The Angels (68-49): This is the group of 24 players that was assembled because Mike Trout wasn't allowed to play by himself for some reason. Albert Pujols is also here, and he has been pretty ornery of late, hitting walk off home runs and mocking Yasiel Puig.
Second place in both the AL West and AL attendance, the Angels are on a mission (they went 21-5 from June 20-July 20). That mission was made clear by the Los Angeles Times:
To reach the postseason and play deep into October, the Angels must get consistent - though not necessarily overpowering - starting pitching, stout relief from a deep and dominant bullpen and enough offense to out-hit any pitching deficiencies.
Yes, to win the day, the Angels will have to - come closer now, so that I may whisper this intense secret to you - closer than that - the Angels must - closer, damn it, c'mon - the Angels must do all of the parts of baseball better than other teams.
Keep that one under your hat.
The Phillies (53-66): Just dropped three out of four to the Mets, two by one run and one by two. Probably not feeling very good. Probably don't feel like going to SoCal and getting shellacked. Probably about to get shellacked in SoCal.
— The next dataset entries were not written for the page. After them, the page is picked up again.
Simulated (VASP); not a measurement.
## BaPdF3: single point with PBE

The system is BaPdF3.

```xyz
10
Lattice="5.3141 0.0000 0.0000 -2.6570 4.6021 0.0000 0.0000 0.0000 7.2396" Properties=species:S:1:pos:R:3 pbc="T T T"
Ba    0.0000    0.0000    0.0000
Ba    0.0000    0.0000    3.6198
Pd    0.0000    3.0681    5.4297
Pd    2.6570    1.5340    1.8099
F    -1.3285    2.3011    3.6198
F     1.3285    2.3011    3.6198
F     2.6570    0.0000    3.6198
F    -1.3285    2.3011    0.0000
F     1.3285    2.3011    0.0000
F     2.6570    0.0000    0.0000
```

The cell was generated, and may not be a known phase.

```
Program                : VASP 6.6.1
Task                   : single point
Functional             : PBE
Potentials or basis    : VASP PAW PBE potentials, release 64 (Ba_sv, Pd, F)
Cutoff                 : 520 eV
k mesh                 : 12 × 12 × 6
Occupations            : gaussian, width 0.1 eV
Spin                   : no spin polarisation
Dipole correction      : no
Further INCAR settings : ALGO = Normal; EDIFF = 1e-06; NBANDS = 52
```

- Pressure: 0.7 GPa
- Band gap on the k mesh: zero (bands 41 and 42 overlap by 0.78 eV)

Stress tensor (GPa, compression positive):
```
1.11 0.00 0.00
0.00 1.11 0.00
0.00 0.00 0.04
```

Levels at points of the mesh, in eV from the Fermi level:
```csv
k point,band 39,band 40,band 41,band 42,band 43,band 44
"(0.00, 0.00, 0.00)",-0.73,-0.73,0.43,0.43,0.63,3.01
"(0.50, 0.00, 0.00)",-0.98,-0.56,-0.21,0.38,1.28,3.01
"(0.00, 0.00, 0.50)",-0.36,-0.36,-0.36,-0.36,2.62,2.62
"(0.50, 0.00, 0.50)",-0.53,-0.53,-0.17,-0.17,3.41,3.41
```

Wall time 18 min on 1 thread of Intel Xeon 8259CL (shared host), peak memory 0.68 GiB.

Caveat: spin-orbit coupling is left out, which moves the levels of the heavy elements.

The persnickety Pujols only waited six and a half hours for his latest bit of heroism: hitting a walk off home run in the bottom of the 19th innings vs. the Red Sox.
Calhoun has been hitting .318 over the past week, and delivering horizontally as an outfielder.
Chase went 7-for-13 in that four-game series vs. the Mets, with two doubles, a triple, a real home run, and a fake home run.
Byrd has been hitting. 298 over the last month and .300 over the last week, with a forceful home run and even a rare stolen base that even he couldn't pull off without a giggle fit.
Jerome Williams/C.J. Wilson
Now we get into the season's real pickles, as the Phillies race to plug the holes in the roster coming from injuries, trades, desertion, or mysterious disappearances (often caused by desertion). Williams joins the Phillies after 10 innings as a Texas Ranger in 2014, a number which he only just failed to match with his ERA (9.90). Being out west, he's probably since the Angels a lot, though. Indeed; in seven innings against L.A. throughout his nine-year career, he's allowed only eight runs.
Wilson will throw you some bean bags out of the zone, if you let him, with his BB/9 at a ripe 3.9 so far this year, consistent with the numbers he's put up throughout his career. Since his return from the DL due to a right ankle sprain, he'll also occasionally give up six runs in 1.1 IP, as he did against the Rays on August 2. This led to the labeling of his next start - in which he allowed four runs, six hits, four walks and a hit batsman in 5.2 IP - an "improvement."
C.J Wilson, meanwhile... pic.twitter.com/Ag44uDaCXh— Nick (@RFNick148) August 8, 2014
A.J. Burnett/Jered Weaver
Burnett is throwing the mark of the beast (6.66) since the All-Star break, but that's probably nothing, much like the deep whispers in my ear and hot breaths on my neck I experience just prior to sleep are probably nothing.
The Angels want to rely on Weaver, as their rotation withers and they watch the A's stockpile aces like it's the end of times and the next world will be built on the four-seam fastball. And Weaver has shouldered the team, allowing them to go 8-2 in his last ten starts. That last one, though; Weaver saw himself burned by his former catcher, Mike Napoli, and by the Red Sox' latest acquisition from the rival A's, Yoesnis Cespedes. It was his first loss since mid-June. Will he remain broken enough to let A.J. Burnett's demonic markings defeat him? I don't know; will blood stop coming out of all of my faucets?